Column-wise AUC loss function

I was wondering if anyone had tips on how to integrate the following defined loss function in the fastai framework language model “mean column-wise ROC AUC”. Should we use something like sklearn’s http://scikit-learn.org/stable/modules/generated/sklearn.metrics.roc_auc_score.html#sklearn.metrics.roc_auc_score and then for Y andY_true pass 2 matrices containing all the columns for which the above loss function applies or a different approach is needed? Seems this function supports only 2 vectors, not 2 matrices, but we could do it per column and then avg?

The one you link to works with multiple labels. I’ll copy in how I use it with fastai lib when I get to my computer later today.

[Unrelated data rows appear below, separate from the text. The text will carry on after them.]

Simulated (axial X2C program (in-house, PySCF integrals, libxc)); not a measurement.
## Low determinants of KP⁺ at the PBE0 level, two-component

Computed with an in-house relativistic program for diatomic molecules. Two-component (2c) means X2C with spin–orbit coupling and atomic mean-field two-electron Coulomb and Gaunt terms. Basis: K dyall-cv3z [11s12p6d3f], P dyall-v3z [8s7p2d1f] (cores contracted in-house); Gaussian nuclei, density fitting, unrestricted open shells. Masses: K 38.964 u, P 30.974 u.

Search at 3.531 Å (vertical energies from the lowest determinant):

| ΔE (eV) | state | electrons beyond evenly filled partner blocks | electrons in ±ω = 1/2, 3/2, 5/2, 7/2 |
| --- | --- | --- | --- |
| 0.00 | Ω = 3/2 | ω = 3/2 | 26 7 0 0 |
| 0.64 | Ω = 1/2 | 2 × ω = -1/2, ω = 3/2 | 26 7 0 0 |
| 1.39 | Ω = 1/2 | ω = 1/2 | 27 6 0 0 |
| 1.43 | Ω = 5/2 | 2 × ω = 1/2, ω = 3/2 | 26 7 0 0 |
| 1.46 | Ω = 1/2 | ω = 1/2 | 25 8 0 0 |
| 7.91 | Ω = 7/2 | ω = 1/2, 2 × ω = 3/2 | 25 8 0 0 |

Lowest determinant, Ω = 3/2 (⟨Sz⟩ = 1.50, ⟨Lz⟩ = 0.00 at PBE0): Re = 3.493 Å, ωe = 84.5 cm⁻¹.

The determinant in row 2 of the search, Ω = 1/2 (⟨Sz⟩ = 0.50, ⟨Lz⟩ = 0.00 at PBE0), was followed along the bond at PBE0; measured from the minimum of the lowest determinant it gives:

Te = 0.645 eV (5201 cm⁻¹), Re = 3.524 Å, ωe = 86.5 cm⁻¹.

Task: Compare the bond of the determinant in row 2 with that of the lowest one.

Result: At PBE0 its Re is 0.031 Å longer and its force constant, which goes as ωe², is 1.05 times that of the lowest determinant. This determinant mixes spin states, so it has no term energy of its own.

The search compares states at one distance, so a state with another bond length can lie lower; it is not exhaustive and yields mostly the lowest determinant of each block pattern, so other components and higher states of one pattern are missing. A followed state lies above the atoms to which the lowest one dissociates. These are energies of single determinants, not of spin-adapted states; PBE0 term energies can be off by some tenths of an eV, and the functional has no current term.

You need at least one positive example per class for it to work so you might need a large batch size for the validation set.

This is what I pass in metrics array to fit:

 def roc_auc(preds, y):                                                                                                                                                                                         
  1     return metrics.roc_auc_score(y.data.cpu().numpy(), np.exp(preds.cpu().numpy())) 

(metrics is just from sklearn import metrics)

1 Like

Got it. Thanks a lot!

1 Like

This is the final code I have since it seems that fastai doesn’t automatically one hot encode the Ys:

def roc_auc(preds, y):
  preds = np.exp(preds) #conv from logs
  exp = V(y).data.cpu().numpy() #predicted category ID
  #batch X num_classes
  bs = preds.shape[0] #batch size
  nclass = preds.shape[1] #size to determine length of Y one hot encoding
  y = np.zeros((bs, nclass))
  y[np.arange(bs), exp] = 1 #one hot encode Ys
  return metrics.roc_auc_score(y, preds, average="micro")

Why do you need to call .cpu().numpy() on preds?

Maybe pytorch change quite a bit since last time I used it, but since sklearn metrics are a python call that expects a numpy array as parameter, you need to get the GPU variable and convert it to that, so it’s usable in python code that runs on the CPU. Not sure if pytorch does that transparently these days.

np.exp is not needed, it makes no difference to rank ordering.

I am trying to use the roc_auc function for the metrics parameter, but I keep running into the following error. I am pretty new to fastai, and was wondering what was wrong with my code.

def roc_auc(preds, y):
  return roc_auc_score(y.data.cpu().numpy(), preds.cpu().numpy())

dep_var = 'Y'
valid_idx = range(len(train_df)-2000, len(train_df))
procs = [Categorify, Normalize]
fast_data = TabularDataBunch.from_df(current_dir, train_df.drop('Id',axis=1), dep_var, valid_idx=valid_idx, procs=procs, cat_names=cat_list)

learn = tabular_learner(fast_data, layers=[200,100], metrics=[roc_auc])
learn.fit_one_cycle(1, 1e-2)

ValueError: bad input shape (64, 2)